The capsule


Deborah Treisman defines much of the popular discourse on contemporary fiction. She being obsessed with imagery, I imagine most people under 30 are as well. And to prove that point, here is Jonathan Franzen this week. Then, the Cinderella story happened. Paul Harding’s Tinkers deserves all its superlatives. The greatest pleasure of it though was in the effortless shifting of narrative perspective from third person to first person and thus using imagery as a space time capsule — not a tool. Harding says it better,

Dave: The book is full of passages that fixate on senses and surroundings. One that jumps out is your description of the living room where George is dying. We see every item in the room.
Harding: Sort of a catalog. The catalog of the exhibition, sure.

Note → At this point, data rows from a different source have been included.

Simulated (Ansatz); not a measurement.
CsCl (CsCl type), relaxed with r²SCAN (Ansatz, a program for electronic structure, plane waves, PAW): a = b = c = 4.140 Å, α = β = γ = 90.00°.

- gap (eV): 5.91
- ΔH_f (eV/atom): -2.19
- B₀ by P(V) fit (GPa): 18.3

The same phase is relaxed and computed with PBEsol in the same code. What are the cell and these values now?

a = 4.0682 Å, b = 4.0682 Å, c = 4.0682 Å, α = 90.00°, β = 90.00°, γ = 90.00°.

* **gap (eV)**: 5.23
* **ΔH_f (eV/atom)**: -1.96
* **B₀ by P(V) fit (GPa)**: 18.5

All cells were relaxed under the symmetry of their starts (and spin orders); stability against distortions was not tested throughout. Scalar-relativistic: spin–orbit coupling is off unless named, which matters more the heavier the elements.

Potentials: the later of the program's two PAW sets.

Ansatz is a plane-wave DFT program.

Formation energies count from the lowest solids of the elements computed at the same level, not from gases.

Dave: At those moments, instead of pushing the narrative forward, it’s as if time stops.
Harding: I recognize that at a certain point it becomes a matter of taste, but I often think of my stories as painting or a type of tapestry. It just happens to be the case that when fictional moments present themselves to me, they present themselves as instants.

There is a process of taking the moment and exploding it. You keep penetrating to find the essence. To the extent that the story has dramatic tension, it comes from the tension of the moment: man thinking, or consciousness, as opposed to, as you say, action or plot. It tends toward the lyrical.

As a writer, you just have to be hyperaware of the very predictable pitfalls to avoid so it doesn’t turn into mere indices of details. You have to keep applying pressure, to interrogate the details. So it’s inclusive but not exhaustive, if that makes any sense.